The Eve of Destruction–Coming Soon?

By Arlen Grossman

Published at OpEdNews.com July 19, 2020

“And you tell me over and over and over again my friend,
Ah, you don’t believe we’re on the eve of destruction.”

—Eve of Destruction, Barry McGuire song

 

Is the end of life on Earth closer than we think? The Doomsday Clock of the Bulletin of the Atomic Sciences is precariously lodged at two minutes until midnight (with a new announcement set for Tuesday), symbolizing the ominous likelihood of a man-made global catastrophe. How can the world we live in survive the existential threats looming over us?

The survival of life on our planet is in question, and it could be sooner than we are willing to acknowledge. It feels as if humankind doesn’t take seriously the peril the Earth faces. The biggest existential threats to life on this planet can be boiled down to two: weapons of mass destructive and world climate change. Either one can destroy life on Earth.

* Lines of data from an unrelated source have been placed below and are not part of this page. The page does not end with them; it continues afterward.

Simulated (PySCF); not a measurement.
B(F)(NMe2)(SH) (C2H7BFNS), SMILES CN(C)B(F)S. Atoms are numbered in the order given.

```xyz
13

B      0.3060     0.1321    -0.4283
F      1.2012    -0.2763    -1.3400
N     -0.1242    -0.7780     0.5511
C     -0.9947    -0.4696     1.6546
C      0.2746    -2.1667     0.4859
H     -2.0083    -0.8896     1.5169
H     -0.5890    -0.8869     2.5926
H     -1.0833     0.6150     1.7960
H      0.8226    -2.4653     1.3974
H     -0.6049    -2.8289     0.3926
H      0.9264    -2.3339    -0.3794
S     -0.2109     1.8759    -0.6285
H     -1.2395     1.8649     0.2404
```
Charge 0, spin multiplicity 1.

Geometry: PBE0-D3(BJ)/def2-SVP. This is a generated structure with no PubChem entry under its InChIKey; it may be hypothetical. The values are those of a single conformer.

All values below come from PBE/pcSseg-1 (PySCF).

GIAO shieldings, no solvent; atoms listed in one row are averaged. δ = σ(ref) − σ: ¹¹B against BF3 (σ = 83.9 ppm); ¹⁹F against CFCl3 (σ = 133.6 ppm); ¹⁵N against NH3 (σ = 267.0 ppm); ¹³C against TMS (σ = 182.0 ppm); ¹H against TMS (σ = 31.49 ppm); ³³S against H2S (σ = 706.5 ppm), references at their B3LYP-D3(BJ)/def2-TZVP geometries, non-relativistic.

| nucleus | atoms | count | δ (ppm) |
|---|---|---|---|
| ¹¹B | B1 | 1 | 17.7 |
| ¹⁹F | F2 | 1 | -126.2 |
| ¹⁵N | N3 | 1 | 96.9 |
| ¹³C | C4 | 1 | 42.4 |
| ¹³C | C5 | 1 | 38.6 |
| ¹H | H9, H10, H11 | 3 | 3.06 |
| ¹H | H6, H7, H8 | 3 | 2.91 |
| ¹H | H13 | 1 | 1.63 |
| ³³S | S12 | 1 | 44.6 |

  1. WEAPONS OF MASS DESTRUCTION:

Nine countries have nuclear weapons: The United States., Russia, France, the United Kingdom, Israel, North Korea, China, India and Pakistan. Think about that. North Korea is unstable, India and Pakistan are arch-enemies, and Israel is hated by its neighbors. Russia and the U.S. each have more than 1,000 strategic nuclear warheads. Terrorist groups could get ahold of these weapons, and nuclear disarmament talks are frozen. What could go wrong?

It shouldn’t be hard to see how humanity faces a shaky and tenuous chance of surviving the perils we face. If a nuclear weapon is used, the likelihood of other countries doing the same is increased. The environmental damage just one nuclear bomb can unleash is staggering to think about. The radiation could adversely affect nearly all humans and most  living creatures on Earth.

An atomic bomb, of course, has been used before. The United States used two on Japan at the end of World War II. The result was catastrophic for Hiroshima and Nagasaki and surrounding areas in Japan. Fortunately, back then there were no other countries able to retaliate and escalate the conflict. But now there is. And the size of some of today’s nuclear weapons are more than 3,000 times that of those that were used in 1945, according to a Popular Mechanics article in 2016.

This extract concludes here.